### Add progress bar estimates

As it's generally unclear, what exact time parallel processing can take for huge matrices (i.e. $N \times N$ where $N=10^6$), <br>we can add [TQDM-like](https://github.com/tqdm/tqdm) progress bar to see estimates for elapsed and remaining times.

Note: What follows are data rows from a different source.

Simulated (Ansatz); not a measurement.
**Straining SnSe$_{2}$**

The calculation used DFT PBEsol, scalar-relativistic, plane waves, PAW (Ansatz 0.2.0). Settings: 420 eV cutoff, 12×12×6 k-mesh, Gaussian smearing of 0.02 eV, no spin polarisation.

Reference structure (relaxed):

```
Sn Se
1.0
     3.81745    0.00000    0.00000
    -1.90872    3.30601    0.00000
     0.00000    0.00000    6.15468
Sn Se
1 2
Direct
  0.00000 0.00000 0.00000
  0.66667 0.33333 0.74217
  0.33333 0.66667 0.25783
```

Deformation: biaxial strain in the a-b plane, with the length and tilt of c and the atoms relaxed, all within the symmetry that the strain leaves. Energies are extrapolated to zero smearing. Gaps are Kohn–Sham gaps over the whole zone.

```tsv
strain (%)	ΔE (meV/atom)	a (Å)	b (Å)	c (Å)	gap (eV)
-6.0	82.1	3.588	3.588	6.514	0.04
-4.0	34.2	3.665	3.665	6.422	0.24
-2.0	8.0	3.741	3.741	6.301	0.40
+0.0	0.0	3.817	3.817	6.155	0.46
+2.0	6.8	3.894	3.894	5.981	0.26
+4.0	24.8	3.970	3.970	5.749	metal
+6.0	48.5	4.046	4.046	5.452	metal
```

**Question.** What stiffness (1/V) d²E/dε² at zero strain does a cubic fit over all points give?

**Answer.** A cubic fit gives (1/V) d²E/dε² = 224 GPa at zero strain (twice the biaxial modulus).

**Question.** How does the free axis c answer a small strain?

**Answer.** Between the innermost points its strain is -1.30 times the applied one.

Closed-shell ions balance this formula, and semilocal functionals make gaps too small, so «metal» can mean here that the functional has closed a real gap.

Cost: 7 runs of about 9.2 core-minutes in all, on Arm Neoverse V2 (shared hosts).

However, to adapt it to Numba blocks, [numba-progress](https://github.com/mortacious/numba-progress) library is utilized.

In [1]:
import numpy as np
from chunkdot.cosine_similarity_top_k import cosine_similarity_top_k


n_items = 15000
embedding_dim = 256
float_type = 'float64'
max_memory = 5*2**30  # X * 2**30 = X Gb RAM
top_k = 16

np.random.seed(42)

# create random embeddings
embeddings = np.random.randn(int(n_items), int(embedding_dim)).astype(float_type)

In [2]:
# default behavior, no progress bar (False)
similarities = cosine_similarity_top_k(
    embeddings=embeddings,
    top_k=top_k,
    normalize=True,
    max_memory=max_memory,
    force_memory=False,
    show_progress=False,
)

In [3]:
# tqdm-like progress bar to estimate elapsed/remaining time (True)
similarities = cosine_similarity_top_k(
    embeddings=embeddings,
    top_k=top_k,
    normalize=True,
    max_memory=max_memory,
    force_memory=False,
    show_progress=True,
)

Perform chunked matrix multiplication: 100%|███████████████████████████████████████████████████████████████████████████████████████████████████| 43.0/43 [00:03<00:00, 12.73it/s]